Scotty Bowman cherishes Stanley Cup memories

14-time winner shares stories as hockey's biggest prize turns 125

by Dave Stubbs @Dave_Stubbs / Columnist

Editor's note: The Stanley Cup turns 125 years old on March 18. To celebrate the historic anniversary, talked to the players and coaches who dedicated their lives to winning the Stanley Cup, some succeeding, some failing, but all with incredible stories about their quest for hockey's ultimate prize.


MONTREAL -- Scotty Bowman's name is on the Stanley Cup 14 times -- nine times as an NHL coach, another five as an executive -- so it stands to reason that he probably has a few good stories about the grandest prize in hockey.

Tell him that, as a coach, his given name appears on the Cup six times as Scotty and three times as Scott, and his stories begin to flow.

"Pittsburgh Penguins, 1990-91," he said with a laugh. "You'll find the name 'M. Lemieux,' just a first initial (as with every player) for the team captain, and above Mario you'll find the full name and title of John Welday, the team's strength and conditioning coach, taking up almost a full line (beside scout Greg Malone).
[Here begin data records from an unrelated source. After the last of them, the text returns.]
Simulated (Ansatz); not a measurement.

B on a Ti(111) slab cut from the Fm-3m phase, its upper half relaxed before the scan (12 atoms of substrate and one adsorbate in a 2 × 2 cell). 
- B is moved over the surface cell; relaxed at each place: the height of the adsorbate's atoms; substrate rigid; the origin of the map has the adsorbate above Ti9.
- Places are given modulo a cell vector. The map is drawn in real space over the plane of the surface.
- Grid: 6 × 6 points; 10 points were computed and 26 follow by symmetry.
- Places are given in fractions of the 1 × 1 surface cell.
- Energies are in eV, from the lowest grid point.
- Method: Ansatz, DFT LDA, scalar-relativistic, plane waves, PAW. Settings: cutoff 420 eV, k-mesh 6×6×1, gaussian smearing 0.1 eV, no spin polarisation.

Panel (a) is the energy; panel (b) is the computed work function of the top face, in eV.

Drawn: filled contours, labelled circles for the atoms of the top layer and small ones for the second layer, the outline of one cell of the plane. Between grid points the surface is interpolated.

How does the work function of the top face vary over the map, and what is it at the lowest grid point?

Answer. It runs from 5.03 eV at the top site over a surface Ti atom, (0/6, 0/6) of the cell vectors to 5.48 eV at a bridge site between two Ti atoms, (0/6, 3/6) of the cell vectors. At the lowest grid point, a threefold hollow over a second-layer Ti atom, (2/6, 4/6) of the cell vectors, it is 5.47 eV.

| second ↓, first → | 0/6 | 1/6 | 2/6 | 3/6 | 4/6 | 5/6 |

"Montreal Canadiens, 1974-75, Bob Gainey's name is misspelled as 'Gainy.' And one more: defenseman Don Awrey won the Cup with Boston in 1970 and 1972, then was traded to Montreal in 1974. He played all 11 of our playoff games in 1975, a year we didn't win, then 72 games in 1975-76 before he broke his leg near the end of the season, which kept him out of the playoffs. He got a Stanley Cup ring but he didn't get his name on the Cup."

Bowman's name is tapped into the trophy's sterling bands with four teams: as coach of the Canadiens in 1973 and 1976-79; of the Penguins in 1992; of the Detroit Red Wings in 1997, 1998 and 2002; and as an executive with the Penguins (1991), Red Wings (2008) and Chicago Blackhawks (2010, 2013 and 2015).

It is the first and last of Bowman's nine championships as a coach that stand out most to him, titles separated by 29 years.

"They're all special, but the first I won with Montreal in 1973 stands out, as does 2002 with Detroit because I knew I'd not be coming back to coach that fall," he said. "What I didn't know was that I'd win a few more in team management."

Bowman's first championship came in his second year as the Canadiens coach, following three seasons and change with the St. Louis Blues. He keenly remembers the 1973 Stanley Cup Final, a six-game series against Chicago, the title clinched on the road.

"We won the first two at home, split in Chicago, then lost Game 5 at home, 8-7, with Ken Dryden in our net and Tony Esposito in theirs," he said. "Then we went to Chicago and won 6-4. Bizarre. Imagine, 25 goals in two games of a Cup Final scored against the two top goalies of the 1970s."

Bowman, 83, recalls a large crowd awaiting the Canadiens at the airport when their charter flight touched down in Montreal, and having his parents at a dinner organized in a hotel ballroom a few nights later for players, management, office staff and families.

"We took a lot of pictures," Bowman said. "My parents were quiet people, they didn't say very much. They came to Canada from Scotland in 1929 and my dad was very interested in soccer because he'd played it over there. They didn't go to a lot of hockey games but they were excited for me."

Of his five championships with the Canadiens, only one was clinched on home ice, in 1979 against the New York Rangers.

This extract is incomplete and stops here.